PULLMAN, Wash. — Student teams from Washington State University College of Engineering and Architecture snagged at least four second-place awards in recent regional competitions with other universities. Their robot, concrete canoe, steel bridge, dune buggy, radio-controlled car and construction management teams made good showings this spring:
WSU Robotics: The WSU Robotics team took its insect-like robot, Caliban, to the SAE Walking Machine Decathlon in Montreal, Canada, April 30-May 1, where it took third place of 17 teams. Club general manager Dan Kenney, Wenatchee, and Mark Fuller, Moses Lake, escorted Caliban, with its 24 legs, through maneuvers. It was the smallest and had the most legs of other entries, thus it made the 3-meter dash in 15 seconds, an improved speed over last year, and one of the fastest at the event.
Caliban is controlled by an R/C transmitter, two drive motors, and batteries. Efforts to make it completely autonomous continue. The WSU Robotics Club will include Caliban on its tour of Spokane public schools the second week in May.
Contact: WSU Robotics Club, 509/335-3867.
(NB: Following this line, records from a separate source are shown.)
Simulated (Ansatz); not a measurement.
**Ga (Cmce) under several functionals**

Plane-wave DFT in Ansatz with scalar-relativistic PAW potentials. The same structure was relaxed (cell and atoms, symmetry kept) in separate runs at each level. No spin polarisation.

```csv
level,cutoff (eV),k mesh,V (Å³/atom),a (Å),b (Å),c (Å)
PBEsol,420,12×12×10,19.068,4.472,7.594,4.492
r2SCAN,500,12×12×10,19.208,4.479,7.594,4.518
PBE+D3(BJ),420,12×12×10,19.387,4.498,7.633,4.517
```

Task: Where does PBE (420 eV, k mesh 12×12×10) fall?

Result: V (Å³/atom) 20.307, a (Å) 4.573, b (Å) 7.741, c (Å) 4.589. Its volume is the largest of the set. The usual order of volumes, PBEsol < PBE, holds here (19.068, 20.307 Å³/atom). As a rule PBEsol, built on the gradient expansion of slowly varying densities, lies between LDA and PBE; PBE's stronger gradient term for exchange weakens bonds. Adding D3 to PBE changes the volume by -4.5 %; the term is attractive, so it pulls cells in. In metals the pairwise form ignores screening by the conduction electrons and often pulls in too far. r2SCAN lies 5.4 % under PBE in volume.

Concrete Canoe: The 10th rendition of WSU’s concrete canoe, Lil’ Sloan, placed second in the ASCE NW Regional Conference April 17-19 on Vancouver Lake. This qualifies it for national competition June 17 in Melbourne, Fla. The 20-foot 110-pound faux brick skimmer had the best speed of all entries, but more difficulty in turning, said the team.
WSU placed second overall and in the display and the men’s sprint, third in coed sprint (beat by U of I and UW), the paper and presentation, and fourth in women’s distance. The canoe capsized in the men’s distance, and disqualified in women’s sprints.
The team is patching the boat’s cracks and damage, practicing paddling, creating a more technical display yet less technical presentation, and trying to raise several thousand dollars to send 15 team members to the national event.
Members are Ralph Wagner (captain), Anchorage, Alaska; Mark Taylor, Skagway, Alaska; Pat Ryan, Mary Jo Ward and Ty Blocher, Pullman; Caroline Appel, Colfax; Wayne Ostler, Moses Lake; Bo Manasco, Omak; Robin Radach, Monitor; Stuart Bennion, Kennewick; and Tina Routt, Tri-Cities. Others are Diane Hansen, Milton; Tony Vader, Yacolt; Ken Thiemann, Tacoma; Jeremy Delmar, Seattle; Erik Rowland, Sequim; Robin Adolphsen, Sequim/Port Angeles; David Delafield, Vashon; Steve Strand and Scott Howard, Vancouver; and Alicia Lane, White Salmon. Out-of-state team members are Kristin Meyers, Salem, Ore.; Cori Menzia, Gresham, Ore.; and Jeremy Ramberg, Mentor, Minn.
Other team supporters were Kurt Hutchinson, engineering shops technical supervisor and miller; Ken Fridley, faculty adviser; and industry sponsors General Plastics, Al’s Auto Body Shop, Scott Chatelain, The Bookie, and Central Premix Inc.
Contact: Ralph Wagner, 509/332-7780, rlwagner@wsu.edu; Ken Fridley, 509/335-7320, fridley@wsu.edu.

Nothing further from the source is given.